Yu Zhang*, Changhao Pan*, Wenxiang Guo*, Ruiqi Li, Zhiyuan Zhu, Jialei Wang, Wenhao Xu, Jingyu Lu, Zhiqing Hong, Chuxin Wang, LiChao Zhang, Jinzheng He, Ziyue Jiang, Yuxin Chen, Chen Yang, Jiecheng Zhou, Xinyu Cheng, Zhou Zhao | Zhejiang University
Dataset and code of GTSinger (NeurIPS 2024 Spotlight): A Global Multi-Technique Singing Corpus with Realistic Music Scores for All Singing Tasks.
We introduce GTSinger, a large Global, multi-Technique, free-to-use, high-quality singing corpus with realistic music scores, designed for all singing tasks, along with its benchmarks.

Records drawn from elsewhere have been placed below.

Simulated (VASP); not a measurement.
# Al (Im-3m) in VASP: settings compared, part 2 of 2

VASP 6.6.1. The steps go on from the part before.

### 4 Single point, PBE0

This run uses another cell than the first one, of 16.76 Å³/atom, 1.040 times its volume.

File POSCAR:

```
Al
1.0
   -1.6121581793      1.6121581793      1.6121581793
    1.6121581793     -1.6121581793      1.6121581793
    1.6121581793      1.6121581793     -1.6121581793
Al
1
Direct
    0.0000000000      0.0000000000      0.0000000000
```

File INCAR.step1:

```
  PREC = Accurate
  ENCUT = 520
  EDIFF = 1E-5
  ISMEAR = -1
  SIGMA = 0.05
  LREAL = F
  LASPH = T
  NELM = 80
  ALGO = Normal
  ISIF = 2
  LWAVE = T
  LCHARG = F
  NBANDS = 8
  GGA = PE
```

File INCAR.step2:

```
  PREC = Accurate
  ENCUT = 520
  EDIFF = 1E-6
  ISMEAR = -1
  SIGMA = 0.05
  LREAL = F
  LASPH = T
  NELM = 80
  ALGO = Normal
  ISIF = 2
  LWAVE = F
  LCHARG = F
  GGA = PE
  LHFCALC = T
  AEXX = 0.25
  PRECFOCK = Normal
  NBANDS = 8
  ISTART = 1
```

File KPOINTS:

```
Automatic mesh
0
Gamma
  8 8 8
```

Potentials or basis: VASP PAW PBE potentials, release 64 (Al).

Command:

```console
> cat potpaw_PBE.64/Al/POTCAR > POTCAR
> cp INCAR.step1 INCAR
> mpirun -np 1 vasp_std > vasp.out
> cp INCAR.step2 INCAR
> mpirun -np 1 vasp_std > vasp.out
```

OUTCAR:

We provide the corpus and processing codes for our dataset and benchmarks' implementation in this repository.
Also, you can visit our Demo Page for the audio samples of our dataset as well as the results of our benchmarks.
- 2024.09: We released the full dataset of GTSinger!
- 2024.09: GTSinger is accepted by NeurIPS 2024 (Spotlight)!
- 2024.05: We released the code of GTSinger!
✅ Release the code.
✅ Release the full dataset.
✅ Release the processed data of Chinese, English, Spanish, German, Russian.
✅ Refine the paired speech data of each language.
✅ Refine Chinese, Spanish, German, Russian annotations.
🔲 Further refine English, French, Japanese, Korean, Italian annotations (planned to be completed by February 2025).
🔲 Release the remaining processed data (planned to be completed by February 2025).
- 80.59 hours of singing voices in GTSinger are recorded in professional studios by skilled singers, ensuring high quality and clarity, forming the largest recorded singing dataset.
- Contributed by 20 singers across nine widely spoken languages (Chinese, English, Japanese, Korean, Russian, Spanish, French, German, and Italian) and all four vocal ranges, GTSinger enables zero-shot SVS and style transfer models to learn diverse timbres and styles.
- GTSinger provides controlled comparison and phoneme-level annotations of six singing techniques (mixed voice, falsetto, breathy, pharyngeal, vibrato, and glissando) for songs, thereby facilitating singing technique modeling, recognition, and control.
- Unlike fine-grained music scores, GTSinger features realistic music scores with regular note duration, assisting singing models in learning and adapting to real-world musical composition.
- The dataset includes manual phoneme-to-audio alignments, global style labels (singing method, emotion, range, and pace), and 16.16 hours of paired speech, ensuring comprehensive annotations and broad task suitability.
Click to access our full dataset (audio along with TextGrid, json, musicxml) and processed data (metadata.json, phone_set.json, spker_set.json) on Hugging Face for free! Hope our data is helpful for your research.
Besides, we also provide our dataset on .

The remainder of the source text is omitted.